Taras Bulba (1962)
2/10
So Bad It's Almost Good
27 March 2005
Like a couple of other reviewers I remember seeing this film as a kid at a riotous Saturday matinée. For weeks afterwards we played cossacks, even found a ravine in a landfill where I lived in NJ to play out one of the scenes. We were lured into seeing it with a great "trailer" of cossacks running riot, fighting, horses galloping about. It looked cool. The absolutely wretched love story that took over most of the film almost triggered a riot in the theater that day.

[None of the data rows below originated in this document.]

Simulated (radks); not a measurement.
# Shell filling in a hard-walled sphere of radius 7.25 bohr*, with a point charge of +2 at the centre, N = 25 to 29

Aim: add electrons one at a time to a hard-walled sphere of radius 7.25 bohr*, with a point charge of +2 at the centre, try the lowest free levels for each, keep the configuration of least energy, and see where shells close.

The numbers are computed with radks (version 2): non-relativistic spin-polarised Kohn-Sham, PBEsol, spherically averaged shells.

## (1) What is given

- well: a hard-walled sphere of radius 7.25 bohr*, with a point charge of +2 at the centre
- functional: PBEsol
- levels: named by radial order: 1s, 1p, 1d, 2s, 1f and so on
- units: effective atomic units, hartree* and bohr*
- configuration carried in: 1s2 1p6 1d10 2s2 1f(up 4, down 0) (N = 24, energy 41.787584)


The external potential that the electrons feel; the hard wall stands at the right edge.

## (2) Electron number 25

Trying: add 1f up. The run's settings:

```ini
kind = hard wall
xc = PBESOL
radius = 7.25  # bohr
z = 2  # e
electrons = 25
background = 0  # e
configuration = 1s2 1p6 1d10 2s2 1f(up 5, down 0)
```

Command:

This is one of those epics films that I like to describe as "so bad it's almost good." The writing is awful, the so called epic scenes tend to be ridiculous, a couple of thousand extras might have helped, and of course a overly mushy love story is thrown in, complete to the soft focus scenes. (David Lean could pull off the soft focus over and over in Zhivago but whoever directed this turkey simply made them laughable.) And yet. . . I just love Yul. He looks the part of a cossack and he plays the part. Tony, in contrast is absurd. I guess he just couldn't shave his head to the traditional cossack style so it get's explained away as adopting the "Polish" style. The parties though, and the riding around. What a kick. When I saw this film again in grad school with my Polish girl friend at my side, it triggered our first real fight. I roared over the line, "put your trust in the sword and the sword in the Pole," (Freud would have loved that one!) and she just freaked. She then announced she would enjoy attending the party as it unfolded on my dorm room TV, a thought I found appealing in regards to her, but I made a comment that I would be hung before I'd let my as yet hypothetical daughter go to one. That really set the girl friend off with accusations of sexism.

In fact this movie and "The Vikings" finally inspired us to stage a "barbarian party," a riotous success which is still legend with our friends, I won't go into the details but it was great, everyone in costume, food and drinking horns filled with beer flying about, etc.

But back to the film. The book is remarkable, in fact when I use to teach Russian history it was required reading. It appealed to me not only as the great Ukranian epic but the sci fi author as well, a model actually for the great heroic epic fantasies of Howard, Lamb, DeCamp and others. In contrast the film could actually be a case study in how Hollywood can turn an epic book into smush, and then lure kids into seeing it with a great trailer of a bunch of guys riding around.

And definitely do not miss Yul singing the "Cossack song," absolutely hysterical. If you can dig up a few Ukranian friends to sit with you, do so, and watch them go berserk! It would be like their making a movie in Kiev about George Washington and casting Danny DeVito in the lead, building a couple of log cabins out in the middle of the real Ukranian steppes (and I've been there) and saying its Valley Forge.

And yet, if it ran again tonight at midnight, I know I'd watch it. . .the same way I'd watch a train wreck.

A final note. Tony was insane. Janet Leigh was ten times (dare I say it?) "the babe" when compared to his co-star in this film whom he later married.